Monday, September 12, 2005

How I Brought New York Together

In November of 2001, my wife and I made our first post-9/11 trip to New York. I wrote a short piece about it that I’d hoped to place for publication, but it never made it out of the drawer. Here it is:


HOW I BROUGHT NEW YORK TOGETHER


I had meant to dress nicer.

It was to be our first visit to New York since the events of September 11th and my wife and I wondered how the trip would affect us, especially when we caught our first glimpse of the new skyline. I think like many a Philadelphian, we both felt a little proprietary about New York. Living so close to it had allowed us to enjoy so much of what it had to offer and given us so many fond memories, of music, Broadway shows, and a hundred small moments that made us feel like honorary members of a secret club. We may have been lifelong Philadelphians, but it was time to acknowledge the Manhattanite within us and join together with our cosmopolitan kin. Surely they would recognize us and we would share our secret grief, a grief known most profoundly to we East Coasters, Sons and Daughters of the Northeast Corridor, Holy Knights of the Bully Ballclubs.

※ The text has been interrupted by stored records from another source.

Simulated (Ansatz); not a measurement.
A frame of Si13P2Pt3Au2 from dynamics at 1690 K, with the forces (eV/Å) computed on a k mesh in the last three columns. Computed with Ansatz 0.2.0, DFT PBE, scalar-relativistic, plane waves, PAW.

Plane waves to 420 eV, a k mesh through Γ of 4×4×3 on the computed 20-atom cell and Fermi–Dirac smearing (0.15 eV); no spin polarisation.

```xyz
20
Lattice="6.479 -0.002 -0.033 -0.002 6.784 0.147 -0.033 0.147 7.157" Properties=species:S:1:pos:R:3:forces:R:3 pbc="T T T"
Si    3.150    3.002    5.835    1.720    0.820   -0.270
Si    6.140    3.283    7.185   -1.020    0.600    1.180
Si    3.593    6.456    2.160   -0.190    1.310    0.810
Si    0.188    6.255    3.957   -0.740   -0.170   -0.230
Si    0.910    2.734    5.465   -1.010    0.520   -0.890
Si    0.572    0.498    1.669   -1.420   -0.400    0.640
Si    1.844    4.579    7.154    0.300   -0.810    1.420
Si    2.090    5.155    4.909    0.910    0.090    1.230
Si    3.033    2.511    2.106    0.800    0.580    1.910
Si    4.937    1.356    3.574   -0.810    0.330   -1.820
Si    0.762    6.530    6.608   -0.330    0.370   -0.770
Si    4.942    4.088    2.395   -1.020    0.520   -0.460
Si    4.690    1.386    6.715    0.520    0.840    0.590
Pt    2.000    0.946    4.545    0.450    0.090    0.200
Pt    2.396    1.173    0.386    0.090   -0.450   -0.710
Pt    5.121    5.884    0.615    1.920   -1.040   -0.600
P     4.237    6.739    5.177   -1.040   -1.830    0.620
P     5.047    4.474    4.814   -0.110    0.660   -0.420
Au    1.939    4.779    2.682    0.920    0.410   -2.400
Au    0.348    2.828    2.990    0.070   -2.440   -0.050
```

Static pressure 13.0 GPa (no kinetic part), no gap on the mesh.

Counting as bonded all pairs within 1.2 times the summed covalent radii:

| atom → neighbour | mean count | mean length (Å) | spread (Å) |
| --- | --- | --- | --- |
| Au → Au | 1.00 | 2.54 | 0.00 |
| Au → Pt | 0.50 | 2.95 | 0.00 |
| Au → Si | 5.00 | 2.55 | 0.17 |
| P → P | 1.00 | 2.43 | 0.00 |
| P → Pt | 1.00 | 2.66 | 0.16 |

I have this problem at shows.

Several things have happened since my wife and I went clubbing in our heyday. For one, the artists we enjoyed then have either a) fallen off the face of the earth or b) challenged themselves and their audiences musically to the point where what they do is of interest to only their hardcore fans and (and this is a crucial and) those too young to understand that even though the artist they paid to see played a loud guitar with a knock-kneed sneer 20 years ago, this is no guarantee that they're going to attend what is conventionally known as a "rock show."

I should explain.

There's an entire generation of Elvis Costello fans that somehow believes that, even though he's done everything in his power over the past 10 years to convince them of the contrary, if they pay money to see him, he will revive the long-dead icon from the cover of My Aim Is True and play Pump It Up ten times in a row, and one more time as an encore. His dalliances with a string quartet, Burt Bacharach, or Tom Waits's back-up band will not disabuse of them of this notion. They believe it as solidly as you and I believe in gravity. There is no disuading them and the result is, when faced with Elvis fronting the latest version of the Charles Mingus Orchestra, their brains squeal and they stare in helpless confusion at their palm pilots.

And so.

The crowd that night at the Beacon seemed well-behaved enough, though there was an augury of the unpleasantness to come when the fellow a few seats down began to drunkenly mumble "Bulllllshiiit!" in the midst of a Mingus ballad. But this honest approach was preferable to the crew that planted themselves behind us and decided the Mingus compositions were some kind of background music, a kind of aural wallpaper they'd paid $100 to shout over. In my mind, I asked them to be quiet several times. Then my mouth exploded.

"WILL YOU SHUT UP? THERE ARE PEOPLE ONSTAGE PLAYING! PLEASE! SHUT UP!"

Or something like that. It doesn't matter. One guy grabs my arm from behind and tells me to shut up. From out of nowhere, I find myself telling him (this, in the shadow of one the greatest tragedies in our collective history, mind you), "It is the world's great misfortune that Charles Mingus is dead and that you, sir, are still alive." He glares at me as my wife and a spectator pull us apart. The only other thing I remember is my calling him a punk, as if I were about to jump on my Harley and burn rubber. But it seemed very articulate at the time.

The rest of the evening consisted of muttered insults that drifted up from behind us and blended into a sort of vicious white noise. Sides were taken, allies enlisted from nearby seatmates. The show ended as Costello explained how he had devised a set of lyrics to Mingus's Hora Decubitus as he was hearing about the attack on the World Trade Center. He roared through its performance, exclaiming over and over again at its conclusion, "Life is a beautiful thing! Life is a beautiful thing! Life is a beautiful thing!"

We all filed out quickly, avoiding eye contact, wondering what new and tentative armies might lie on the horizon.